By Isaac Black
Here's a personal footnote to the "rankings" discussion and debate that has gone on for years. Since 1988 or so, I have worked with African-American students, parents and others in regard to how to navigate the college admissions process. From the beginning, I wanted my college selection and counseling work to start with an "assessment" of what a particular student's needs might be. Ideally, I wanted to try and match a student with colleges that, to the best of my knowledge, would be a "perfect fit." An honorable mission, I would think.

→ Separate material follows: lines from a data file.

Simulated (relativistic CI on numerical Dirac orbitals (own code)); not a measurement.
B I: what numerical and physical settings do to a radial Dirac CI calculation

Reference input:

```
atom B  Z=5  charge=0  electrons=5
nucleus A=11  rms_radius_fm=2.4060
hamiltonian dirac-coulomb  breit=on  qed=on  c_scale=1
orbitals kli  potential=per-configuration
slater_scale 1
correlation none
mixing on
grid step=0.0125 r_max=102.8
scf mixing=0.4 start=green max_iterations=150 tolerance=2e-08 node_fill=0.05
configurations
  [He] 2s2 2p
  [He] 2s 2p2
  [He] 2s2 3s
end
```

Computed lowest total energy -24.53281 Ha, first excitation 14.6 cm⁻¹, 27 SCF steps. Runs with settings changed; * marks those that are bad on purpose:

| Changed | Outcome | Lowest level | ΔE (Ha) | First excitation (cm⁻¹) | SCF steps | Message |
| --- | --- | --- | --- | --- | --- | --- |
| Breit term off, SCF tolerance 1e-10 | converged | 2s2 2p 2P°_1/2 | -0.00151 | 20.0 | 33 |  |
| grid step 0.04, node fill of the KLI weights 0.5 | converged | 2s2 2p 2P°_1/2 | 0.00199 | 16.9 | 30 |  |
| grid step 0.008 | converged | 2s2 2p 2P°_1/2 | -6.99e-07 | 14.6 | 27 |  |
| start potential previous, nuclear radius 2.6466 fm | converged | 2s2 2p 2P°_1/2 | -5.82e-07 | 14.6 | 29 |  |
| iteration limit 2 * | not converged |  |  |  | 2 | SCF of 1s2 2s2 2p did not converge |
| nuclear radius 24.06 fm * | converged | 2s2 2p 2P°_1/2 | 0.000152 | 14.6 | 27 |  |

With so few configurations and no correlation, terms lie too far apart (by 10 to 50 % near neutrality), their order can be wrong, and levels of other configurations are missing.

Well, guess what? Over 90% of the time, parents and students either initially or ultimately asked about rankings. Is school "A" better than school "B"? What schools have the most highly regarded (fill in the blank) programs? Those parents and students never seemed to be at peace unless we discussed "rankings" and related issues, with me putting my spin and analysis into play.
For whatever reason, there has been (continuously) a need to address the idea of "best schools," and it has never gone away. Not for as long as I can remember. Yearly, as families get ready to navigate the college admissions process, the "which is best" discussion is like a Rite of Passage for almost everyone. In
fact, I cannot imagine any counselor or educator who is in tune with the concerns of students/parents saying anything otherwise. The debate, I would argue, goes deeper than what "we" may or not personally think about rankings. Of course, we often have insights that many don't have (and I'll get to that). Still, for good or bad, there is an intellectual and emotional need that is real, exists, and I see it constantly when I interact with students and their families. Personally, I don't ignore that need.
"America is obsessed with rankings," has been a mantra we have all heard. Just as we continue to look at Consumer's Report, try to rate cars and everything else for their comparative worth and readiness, the "rankings" phenomena is not going away. Early on, it became overwhelmingly obvious to me that the folks I interact with--and it has been hundreds over the years--want input with regard to the "best" colleges and indeed, also the "best" Black colleges. That's a fact and a given. I am not surprised that the annual US News & World Report "ranking" edition sells as it does. I am not surprised that spinoffs like Time's "The Best College for You" have arrived, even if there are no "best lists" per se. Indeed, if we were politicians with voting constituents, I believe every poster here would have to cater to the folks he or she services--and consider their obvious needs.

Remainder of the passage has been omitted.